Ford plans to park Jaguar, Land Rover with Tata Motors

In what could be one of the most significant shifts of clout in the auto industry, Ford Motor f will hand over the keys to its high-class Jaguar and Land Rover brands to a relatively unknown Indian conglomerate that wants to be a high-end player.

The sale is expected to be announced Wednesday, according to a source briefed on the negotiations who did not want to be named because the deal had not yet been made public. Tata is to pay about $2 billion for the two brands, which cost Ford $5.3 billion, and continue building the British vehicles in the U.K.

Though not surprising — the transaction's been the buzz since July — it remains stunning to think of Ford selling its premium British brands to Tata Motors, a specialist in inexpensive, small cars. The industry has until now been focused on China as the next big world player.

"This represents a first, with an Indian company really stepping outside as an investor with a significant couple of brands," says David Cole, chairman of the Center for Automotive Research. "And it enables Ford to convert what has been a pretty extensive part of the company into some needed cash. This is really a pretty big step."

Mike O'Driscoll, managing director of Jaguar Cars under Ford, says he met with Tata's top executives as the deal was being hammered out and is encouraged that the new owners will let the Jaguar staff run the company with little interference.

Tata "will give us some space. They want us to run our business, be a premium British car company," he says.

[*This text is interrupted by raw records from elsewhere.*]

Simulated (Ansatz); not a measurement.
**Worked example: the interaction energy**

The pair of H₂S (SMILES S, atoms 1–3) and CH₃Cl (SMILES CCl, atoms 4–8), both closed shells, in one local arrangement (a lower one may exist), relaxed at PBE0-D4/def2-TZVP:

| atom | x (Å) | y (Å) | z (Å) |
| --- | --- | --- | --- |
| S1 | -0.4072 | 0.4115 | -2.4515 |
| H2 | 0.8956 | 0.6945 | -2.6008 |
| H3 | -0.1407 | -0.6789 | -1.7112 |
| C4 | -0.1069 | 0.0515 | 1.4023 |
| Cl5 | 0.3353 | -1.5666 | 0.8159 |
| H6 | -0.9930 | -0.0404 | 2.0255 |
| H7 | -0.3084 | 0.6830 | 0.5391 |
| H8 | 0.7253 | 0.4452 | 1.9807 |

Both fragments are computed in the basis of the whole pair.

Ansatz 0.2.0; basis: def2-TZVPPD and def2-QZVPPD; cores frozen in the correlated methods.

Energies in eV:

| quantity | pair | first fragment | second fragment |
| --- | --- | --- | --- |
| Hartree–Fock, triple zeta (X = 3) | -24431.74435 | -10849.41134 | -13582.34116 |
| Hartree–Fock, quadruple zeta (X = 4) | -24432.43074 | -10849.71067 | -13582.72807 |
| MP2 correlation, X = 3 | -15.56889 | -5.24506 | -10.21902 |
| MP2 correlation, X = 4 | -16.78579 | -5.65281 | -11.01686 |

For struggling Ford, the move sheds two European luxury brands that had become a drag on cash. Particularly draining was Jaguar, in which Ford sank nearly $10 billion trying to revive the brand after spending $2.5 billion to buy it in a deal that closed in 1990.

The deal catapults Tata Motors into a high-profile position in the global auto industry.

The automaker is controlled by Tata Group, a privately held Indian conglomerate with 98 operating companies in industries such as heavy trucks, energy, chemicals, communications and engineering, but the Tata Motors brand is not well-known worldwide.

It made a splash in January, though, when it announced plans for a $2,500 car to replace the motor scooters commonly used in developing countries to cart around entire families.

Tata earned $420 million in fiscal 2007, according to filings with the Securities and Exchange Commission, and sold 588,000 trucks and small cars that year.

"They are very serious, very well funded and not inexperienced in cars," says Tom Purves, CEO of BMW North America. "They are probably the best possible owner for Jaguar and Land Rover. Actually, they are probably the only company that could come in and do this."

"I didn't know anything about Tata, but I do now, and I'm very excited about it," says Blair Sharpe, owner of a Jaguar dealership in Grand Rapids, Mich. "It's a new chapter for Jaguar and Land Rover. (Tata) is a big company. They have lots of resources and the money to invest in new products."

Bert Boeckmann, owner of Galpin Jaguar in Los Angeles' San Fernando Valley, says he's encouraged by the sale. Tata Chairman Ratan Tata has shown enthusiasm for the product.

"I think they see this as a unique opportunity to gain some real recognition in the auto industry," Boeckmann says.